Titles: How to Hook Your Learners

When does a story need a title?

A small story doesn’t always need a title.  It depends on when and where the story is used:

  • If you share a small story via email you use your title as the subject line to entice people to open their email and read your story.
  • If your small story is part of a longer training session, then you do not need a title because the story is part of a bigger whole that already has a title.
  • If you share a small story, as a teaser, on social media, a title is optional.  If your opening line is strong enough you don’t need a title.  However, sometimes a title can increase the reader’s curiosity and make them read on.

What’s a good title?

The main purpose of a title is to entice learners to start reading your story.  So good titles arouse curiosity.

And you can arouse curiosity in two ways:

  • The first type of curiosity is our hunger for knowledge and learning.  Any title starting with how to or promising a tip or guide will tap into this form of curiosity.
  • The second type of curiosity is when we give people some information, but we hold back the details.  This is when we open up a gap in their knowledge.  We raise questions in their mind and they want to get these questions answered.

Here’s a good example:

How to write an irresistible first sentence.”

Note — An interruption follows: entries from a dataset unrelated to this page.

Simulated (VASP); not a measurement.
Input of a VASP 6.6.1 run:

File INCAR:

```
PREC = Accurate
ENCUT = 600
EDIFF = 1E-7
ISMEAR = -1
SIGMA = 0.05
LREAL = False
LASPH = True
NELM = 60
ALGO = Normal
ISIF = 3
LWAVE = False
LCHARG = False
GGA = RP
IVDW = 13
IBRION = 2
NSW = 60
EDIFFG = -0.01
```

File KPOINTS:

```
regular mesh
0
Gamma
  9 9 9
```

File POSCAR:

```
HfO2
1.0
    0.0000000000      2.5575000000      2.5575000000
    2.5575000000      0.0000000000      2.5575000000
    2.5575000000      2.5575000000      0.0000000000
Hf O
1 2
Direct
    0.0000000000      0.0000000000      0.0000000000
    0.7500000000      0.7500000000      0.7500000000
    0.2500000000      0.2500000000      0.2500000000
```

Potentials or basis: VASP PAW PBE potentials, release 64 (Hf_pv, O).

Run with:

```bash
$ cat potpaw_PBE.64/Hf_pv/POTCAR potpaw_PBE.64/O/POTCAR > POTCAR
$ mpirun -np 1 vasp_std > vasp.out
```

The title above is a how-to, promising learners how they’ll learn how to write a first sentence.  Note how specific this is.  It’s not about writing anything that’s irresistible.  It’s about writing an irresistible first sentence.  Specificity makes a promise more interesting and more believable.

How to evaluate titles:

  • Does the title indicate what this story is about?
  • Does it arouse curiosity?

If in doubt, try to how-to title and promise learners specifically what they’ll learn from your story.